For many canoe trip enthusiasts in the Boundary Waters and Quetico, portages are a necessary evil. Nothing slows down your paddling momentum faster than pulling into a canoe trip landing and having to completely unload your canoe. Even the shortest BWCA portage can be challenging and I fear for many campers, portages are something to be endured rather than enjoyed.
There’s really no “wrong” way to portage, although Andy and I would both encourage you to limit the amount of loose items in the bottom of the canoe to expedite the unloading process and lessen the risk of losing something. And obviously, you should practice canoe country courtesy at portages: keep your gear to the side of the portage landing, never completely block the portage path, and quickly vacate the portage landing so that other camping parties can land and start portaging themselves.
What Andy and I don’t agree on is how many times you should go over a portage. Andy and his buddy Andrew are firmly in the single portage camp. When we did the Granite River canoe route last spring, my friend Kati and I discovered that we greatly prefer to double portage.
The driving factor for Andy and Andrew to single portage is that it allows them to cover a great distance quite quickly and gets them deeper into the wilderness faster. It allows them to cover as more miles in one day than many people cover over their entire canoe trip and it gets them into remote areas of the Quetico that many people never see.
If you have the luxury of owning the lightweight gear needed to make single portaging possible, you can be over and out of portages in 1/3 of the time that it will take those who double portage. When you can clear a portage in 20 minutes as opposed to 1 hour, you suddenly have a lot more time to play with on any given day. Andy and Andrew like to use that extra time to fish. Single portaging can also get you into camp quicker, which gives you more time to get the campsite set up just the way you want and can also mean you have more time to make more complex (aka more tasty) camp meals such as calzones, shore lunch, or camp baking experiments.
Until our trip last spring, I always thought single portaging was the ultimate goal of canoe tripping – something to be striven for at any cost. But the truth is, I feel rushed and uncomfortable when I single portage and that in turn makes me feel like I’m missing out.
I don’t want to turn this into a gender divide, but physicality definitely plays into my preference to double portage. I’ve never been very successful at carrying a pack and a canoe simultaneously – it just doesn’t seem like my shoulder have enough real estate for both portage pads and Duluth pack straps. While Kati and I are both perfectly capable of carrying a 60 lb pack filled with all our camping gear, a heavy pack causes us to walk much slower and is more time consuming for us to load and unload at the portage landings. For us, carrying two 30 lb packs provides us with surer footing on the portage paths and eliminates that straining at the portage landings. While it might not actually be faster for us to double portage, we feel speedier because of the ease at which we can navigate each trip across the portage when we have a more comfortable amount of weight on our shoulders.
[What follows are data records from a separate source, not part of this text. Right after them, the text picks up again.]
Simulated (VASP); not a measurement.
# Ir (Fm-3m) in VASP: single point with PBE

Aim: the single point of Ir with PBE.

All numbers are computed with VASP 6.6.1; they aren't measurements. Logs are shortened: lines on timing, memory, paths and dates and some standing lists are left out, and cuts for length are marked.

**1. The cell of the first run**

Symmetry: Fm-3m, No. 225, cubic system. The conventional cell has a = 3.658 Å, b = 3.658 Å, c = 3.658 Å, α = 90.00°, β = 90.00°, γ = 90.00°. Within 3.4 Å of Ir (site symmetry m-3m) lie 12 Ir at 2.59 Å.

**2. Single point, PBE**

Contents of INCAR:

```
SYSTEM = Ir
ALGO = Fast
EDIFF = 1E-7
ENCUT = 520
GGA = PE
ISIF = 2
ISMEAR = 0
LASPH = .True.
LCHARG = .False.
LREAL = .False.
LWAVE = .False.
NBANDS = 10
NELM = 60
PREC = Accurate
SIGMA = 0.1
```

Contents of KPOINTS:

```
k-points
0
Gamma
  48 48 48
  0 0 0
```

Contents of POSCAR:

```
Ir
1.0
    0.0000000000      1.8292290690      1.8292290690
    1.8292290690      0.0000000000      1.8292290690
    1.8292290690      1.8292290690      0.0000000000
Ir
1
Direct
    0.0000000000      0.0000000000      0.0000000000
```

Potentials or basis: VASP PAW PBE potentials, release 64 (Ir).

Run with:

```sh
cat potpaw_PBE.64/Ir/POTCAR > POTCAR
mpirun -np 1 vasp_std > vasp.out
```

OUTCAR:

I like to think my preference for double portaging isn’t just a physical reaction, but reflective of my canoe trip philosophy. When you single portage, the goal is to get over the portage as quickly as possible so you can get on the water to get to the next portage to get over the portage as quickly as possible and so on, until it starts to feel like you’re wishing your canoe trip away. When you only see the portage path from beneath a burden, the things you notice are hazardous rocks, tree roots to avoid tripping over, and puddles of unknown depths.
But when you double portage, you get one lovely walk in the woods completely hands-free. This affords you time to notice tadpoles in those puddles, the wildflowers growing along the cedar tree roots, and dragonflies sunning themselves on the granite boulders. It’s a chance to simply be in the wilderness, to literally stop and smell the wild roses. For me, it’s one of the most enjoyable parts of a Boundary Waters trip.
What your preference? Are you team single portage or team double portage?